2. Capturing Osama bin Laden.
Bin Laden hides in caves and underground tunnels in Afghanistan. But he does not hide alone. Many know his whereabouts and many bodyguards protect him. They require food and supplies. He needs to communicate with his followers. Information will begin to flow. He will be found.
3. Creating a stable regime in Afghanistan.
Afghanistan has been without a functioning central government since the Soviet invasion in 1979. A new regime that controls the entire country and can provide the framework necessary for development is essential. This will not be easy. The many small ethnic and linguistic groups will refuse to allow the domination of any other one. King Zahir Shah, overthrown in 1973, may be a unifying force, but the Iranians and their Shiite allies in Afghanistan reject the return of the royals, seeing that as the opening wedge of an American attempt to restore the Pahlavi monarchy in Iran.
4. Diminishing the risks of more terrorism.
A great danger to the U.S. is that more terrorists and more terrorism will emerge from its struggle against bin Laden and the Taliban. Bin Laden is one of the leaders of what is a World Wide Web of terrorism–a network of networks. As he is eliminated, other networks will adopt his methods. Moreover, while the 600 million Muslims who live from Morocco through Pakistan do not, by and large, share bin Laden’s commitment to terrorism, they do appear to support his stated goals. It is crucial for the United States to do whatever is possible to disassociate its attacks in Afghanistan from its stance toward Islam and the issues concerning Muslims throughout the Middle East.
5. Preventing the disintegration of Pakistan.
The military campaign against Afghanistan has put immense strains on Pakistan. The dangers of its disintegration are all too obvious: Pakistan has as many as 25 operational nuclear weapons. The dangers of these weapons falling into the hands of Islamic fundamentalists puts the U.S. and Europe in great peril.
But the most significant challenges are not these.
The most significant are those that may contribute to a reordering of the global order into a rules-based world, more supportive of market economies and more democratic. The challenges, which offer the promise of long-term global benefits, are:
6. Dealing with the roots of terrorism.
At least two different factors are necessary for the generation of terrorists. Individual terrorists are needed, of course. But, in addition, a supportive cultural milieu is necessary as the fertile soil from which terrorists grow. There is no question that the Middle East provides that fertile soil. The Islamic world from Morocco to Pakistan is characterized by dictators who have not managed to generate economic or cultural well-being for their peoples. They have responded to their failures by becoming champions of Islam and, in the process, have stimulated and fostered the most rabid forms of Islamic fundamentalism, an Islam of hate and vengeance.

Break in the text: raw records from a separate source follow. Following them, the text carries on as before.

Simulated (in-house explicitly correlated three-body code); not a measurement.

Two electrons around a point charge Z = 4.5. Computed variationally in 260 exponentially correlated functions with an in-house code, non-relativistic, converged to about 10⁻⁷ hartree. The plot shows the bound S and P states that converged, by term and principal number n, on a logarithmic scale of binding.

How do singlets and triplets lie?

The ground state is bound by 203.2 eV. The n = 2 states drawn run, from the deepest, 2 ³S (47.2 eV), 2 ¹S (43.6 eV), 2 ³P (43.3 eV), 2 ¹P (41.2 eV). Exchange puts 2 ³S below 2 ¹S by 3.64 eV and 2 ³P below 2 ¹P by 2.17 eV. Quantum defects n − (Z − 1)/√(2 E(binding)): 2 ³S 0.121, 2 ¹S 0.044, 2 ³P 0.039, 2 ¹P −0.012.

It is time for the U.S. to call Muslim dictators to account, to demand they end their support for fundamentalism and, instead, that they foster democracy and market economies. This will be a long-term effort and political instability is bound to follow. But otherwise, this madness in the Middle East will persist and spawn far more terrorists in the future.
It is equally true that the policies of Israel have not led to a solution to their political disputes with the Palestinians but have exacerbated them and, as a result, have damaged the West and the United States. It is time for the U.S. to take the lead in fashioning solutions to this utterly indefensible conflict; solutions that will enhance the security and prosperity of Israel while providing the Palestinians with an independent state.
7. Diminishing the risk of higher oil prices.
Political instability in the Middle East will certainly enhance the risks of an interruption of oil supplies and of a spike in oil prices.
To diminish that threat to the U.S. economy, we must lessen our dependence on oil and the centrality of the Persian Gulf oil producers. President Bush and Vice President Dick Cheney have proposed another approach: To increase oil supply, especially through drilling in the Arctic National Wildlife Refuge. Vast supplies of oil appear to lie beneath the surface of ANWR. Some 100 miles to the West is Prudhoe Bay, the largest oil field ever discovered in North America with some 9 billion barrels of oil.
Suppose that ANWR also has reserves of 9 billion barrels. That would probably mean 1.2 million barrels per day of oil production, only some 10 percent of the oil we now import from abroad. That is hardly a solution. Worse, it will take a minimum of ten years to get oil from ANWR into the tanks of American motorists. But our dependency problem is now. Steps to reduce that dependency are needed immediately.
8. Need to restructure governmental institutions.
At least three truths have been exposed by the catastrophes of Sept. 11. First, a colossal intelligence failure denied us meaningful advanced warning of the terrorists. Simply put, the FBI and the CIA failed to fulfill their missions. Both institutions clearly need to be restructured.
Second, despite Defense Secretary Donald Rumsfeld’s best efforts, the armed forces retain essentially the same structure that was created when the Soviet Union was the enemy and are still geared to fighting a state with military power. It is time for a restructuring of the armed forces to prepare them for dealing with the new class of threats.
Third, we now understand that the federal bureaucracies are ill-equipped to deal with another set of new challenges–the challenge of nation building. The U.S. must take on the challenge of helping the states of the Islamic world and poor countries elsewhere, to build the institutions that are necessary to stimulate economic development and political democracy.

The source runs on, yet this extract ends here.